India Cuts Water Supply to Pakistan from Baglihar Dam on Chenab River: A Critical Examination Beyond Headlines
How long can India restrict water flow to Pakistan from Baglihar Dam, at what cost to power generation, and what lies beyond symbolic actions?
A Critical Examination Beyond Headlines
— By Karan Bir Singh Sidhu, Retd. IAS
The PTI report, widely circulated across Indian mainstream media on 4 May 2025, declared that “India Cuts Water Supply to Pakistan from Jammu’s Baglihar Dam.” The move was presented as a retaliatory step following the Pahalgam terror attack and in the context of India's suspension of the Indus Waters Treaty.
What most news coverage failed to critically examine, however, is the technical feasibility and sustainability of such a decision—particularly because the Baglihar Dam, situated on the Chenab River in Ramban district of Jammu and Kashmir, is not a storage-based dam but a run-of-the-river hydroelectric project.
This article attempts to bridge that gap by offering a grounded assessment of the operational realities, geopolitical calculations, and long-term strategic imperatives that are conspicuously absent from media narratives.
Understanding Baglihar: A run-of-the-river project on the Chenab
The Chenab River, one of the western rivers covered under the Indus Waters Treaty, flows westward from Himachal Pradesh through Jammu and Kashmir into Pakistan. The Baglihar Dam, located near Chanderkote village in Ramban district, harnesses its flow to generate hydroelectric power.
Critically, the dam is a run-of-the-river (RoR) facility, which means:
It has minimal storage capacity.
It depends on natural river inflow to operate its turbines.
Water used for electricity generation must be released downstream.
Storage specifications:
Total capacity: 395.95 million cubic metres (0.321 MAF)
Active storage: 32.56 million cubic metres (0.026 MAF)
Pondage (for daily flow regulation): 37.5 million cubic metres (0.030 MAF)
These figures are modest and highlight the technical constraints under which Baglihar operates.
Power generation vs. water restriction: An inherent contradiction
To produce electricity, water must be allowed to flow through the turbines and exit into the river’s downstream course — which means Pakistan continues to receive water.
If the outflow is completely blocked, this leads to:
Rapid filling of the limited reservoir (within 7–10 days),
Shutdown of turbine operations due to backpressure and overspill risk,
Complete halt in power generation — a self-defeating consequence.

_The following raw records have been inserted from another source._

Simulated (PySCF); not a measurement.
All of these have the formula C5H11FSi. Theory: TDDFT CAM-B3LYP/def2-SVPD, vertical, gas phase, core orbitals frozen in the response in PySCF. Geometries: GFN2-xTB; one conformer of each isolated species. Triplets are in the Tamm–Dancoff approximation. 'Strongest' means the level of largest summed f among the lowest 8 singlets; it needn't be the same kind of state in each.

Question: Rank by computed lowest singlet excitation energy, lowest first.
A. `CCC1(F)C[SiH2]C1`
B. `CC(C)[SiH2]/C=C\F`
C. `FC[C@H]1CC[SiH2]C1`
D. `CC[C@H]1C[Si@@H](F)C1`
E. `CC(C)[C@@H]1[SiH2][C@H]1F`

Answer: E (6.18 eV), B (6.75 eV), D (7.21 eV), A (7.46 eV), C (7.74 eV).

Therefore, any claim of cutting off water to Pakistan must be qualified. Unless India is willing to forgo its own electricity generation, a total water restriction is not technically possible at Baglihar.
Duration of storage and operational limits
India’s ability to hold back water is strictly time-bound:
Using full reservoir: about 10 days of full-capacity generation.
Active storage alone: around 20 hours of turbine operation.
Pondage only: approximately 23 hours.
Thus, this measure is not sustainable beyond a few days without either:
Halting electricity production,
Wasting valuable inflow, or
Causing possible ecological and mechanical stress.
No other utilisation path for the water
Baglihar was built exclusively for hydroelectricity — not irrigation, urban use, or inter-basin transfers. There is:
No alternate outlet,
No downstream catchment within Indian territory,
And no infrastructure to reroute the Chenab elsewhere from this point.
That leaves India with a binary choice: either use the water to generate power and release it, or store it briefly and stop production.
A missed opportunity by the media
It is disappointing that mainstream journalism has, yet again, settled for dramatic headlines rather than informed analysis. While the political optics of “India cuts off Pakistan’s water” have strong populist appeal, no one has asked the deeper, essential questions:
Can this actually be done?
For how long?
At what cost to India’s own energy needs?
This gap in reporting leaves the public uninformed about the real stakes — and the constraints imposed by both engineering design and treaty obligations.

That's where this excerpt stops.